Prove if $f : D(0,1) \rightarrow \overline{D}(0,1)$ is an holomorphic function in $D(0,1)$ and $f$ has in $z=0$ a zero of order $n$. Then, $$|f(z)| \leq |z|^n$$ for all $z\in D(0,1)$.
$\textbf{My attempt}$. If $f$ has a zero of orden $n$, then
$$f(0)=f'(0)=\ldots = f^{n-1)}(0)=0 \text{ and } f^{n)}(0)\neq 0$$.
Then, applying the Schwarz's Lemma I get that
$$|f(z)|\leq |z| \; , \; |f'(z)|\leq |z| \text{ and } |f^{n-1)}(z)|\leq |z| $$.
I don't know what to do now to get $|f(z)| \leq |z|^n$.
Define a function $g$ on $D(0,1)$ by $g(0)=0$ and $$ g(z) = \frac{f(z)}{z^{n-1}}, z \in D(0,1) \setminus \{0\}.$$
Then $g$ is holomorphic in $D(0,1)$ and $g(0)=0$. Thus, by schwarz lemma, $|g(z)| \leq |z|$ for all $z \in D(0,1)$, that is, $|f(z)| \leq |z|^n$ for all $z \in D(0,1) \setminus \{0\}.$
Moreover, since $f(0)=0$, then $|f(z)| \leq |z|^n$ for all $z \in D(0,1).$
Let $\displaystyle f(z)=g(z) z^n$ and $\displaystyle g(z)=\frac{f(z)}{z^n}$ so $g(z):D\to D$ is holomorphic then apply schewarz lemma.
First of all, maximal modulus principle dictates that $f:D\to D$.

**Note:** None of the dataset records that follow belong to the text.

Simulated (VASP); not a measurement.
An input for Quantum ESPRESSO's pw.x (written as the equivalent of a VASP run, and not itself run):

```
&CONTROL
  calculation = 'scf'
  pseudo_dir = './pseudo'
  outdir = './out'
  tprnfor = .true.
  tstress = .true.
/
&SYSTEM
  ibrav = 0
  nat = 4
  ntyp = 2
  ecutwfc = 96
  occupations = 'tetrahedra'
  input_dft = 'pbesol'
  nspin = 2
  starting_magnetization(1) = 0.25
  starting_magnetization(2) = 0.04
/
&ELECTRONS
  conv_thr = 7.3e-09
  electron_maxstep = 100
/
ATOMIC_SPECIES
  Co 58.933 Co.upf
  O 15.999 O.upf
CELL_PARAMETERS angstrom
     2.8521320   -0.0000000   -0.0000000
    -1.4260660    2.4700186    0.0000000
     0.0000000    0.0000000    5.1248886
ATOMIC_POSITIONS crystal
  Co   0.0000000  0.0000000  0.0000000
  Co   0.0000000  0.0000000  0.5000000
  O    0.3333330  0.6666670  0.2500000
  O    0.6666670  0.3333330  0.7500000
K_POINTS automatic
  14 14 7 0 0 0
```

Notice that $f(z)=0\Rightarrow |f(z)|\leqslant|z|\Rightarrow \bigg|\dfrac{f(z)}{z}\bigg|\leqslant 1\Rightarrow \bigg|\dfrac{f(z)}{z}\bigg|\leqslant|z|$
This can be continue as long as $\dfrac{f(z)}{z^k}\bigg|_{z=0}$ is well-defined.